What the petty man demands is something of others.
~ The Analects of Confucius
Technical Analysis and Predictions
I believe that Technical Analysis should not be used to make predictions because we never know the outcome of a particular pattern or series of events with 100 per cent certainty. The best that we can hope to achieve is a probability of around 80 per cent for any particular outcome: something unexpected will occur at least one in five times.
My approach is to assign probabilities to each possible outcome. Assigning actual percentages would imply a degree of precision which, most of the time, is unachievable. Terms used are more general: "this is a strong signal"; "this is likely"; "expect this to follow"; "this is less likely to occur"; "this is unlikely"; and so on. Bear in mind that there are times, especially when the market is in equilibrium, when we may face several scenarios with fairly even probabilities.

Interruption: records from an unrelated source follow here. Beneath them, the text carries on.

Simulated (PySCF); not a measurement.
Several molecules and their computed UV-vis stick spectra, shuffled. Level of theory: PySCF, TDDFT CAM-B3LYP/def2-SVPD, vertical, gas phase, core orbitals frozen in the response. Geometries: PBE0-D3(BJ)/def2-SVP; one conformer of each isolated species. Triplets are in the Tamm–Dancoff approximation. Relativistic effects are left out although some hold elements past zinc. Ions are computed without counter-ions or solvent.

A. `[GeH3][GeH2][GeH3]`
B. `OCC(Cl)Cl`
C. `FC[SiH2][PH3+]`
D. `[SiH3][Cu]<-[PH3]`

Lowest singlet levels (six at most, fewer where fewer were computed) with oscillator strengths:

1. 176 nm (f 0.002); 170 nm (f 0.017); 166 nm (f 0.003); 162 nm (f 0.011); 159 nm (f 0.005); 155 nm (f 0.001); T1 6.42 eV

Analysis is also separated into three time frames: short, medium and long-term. While one time frame may be clear, another could be uncertain. Obviously, we have the greatest chance of success when all three time frames are clear.
The market is a dynamic system. I often compare trading to a military operation, not because of its' oppositional nature, but because of the complexity, the continual uncertainty created by conflicting intelligence and the element of chance that can disrupt even the best made plans. Prepare thoroughly, but allow for the unexpected. The formula is simple: trade when probabilities are in your favor; apply proper risk (money) management; and you will succeed.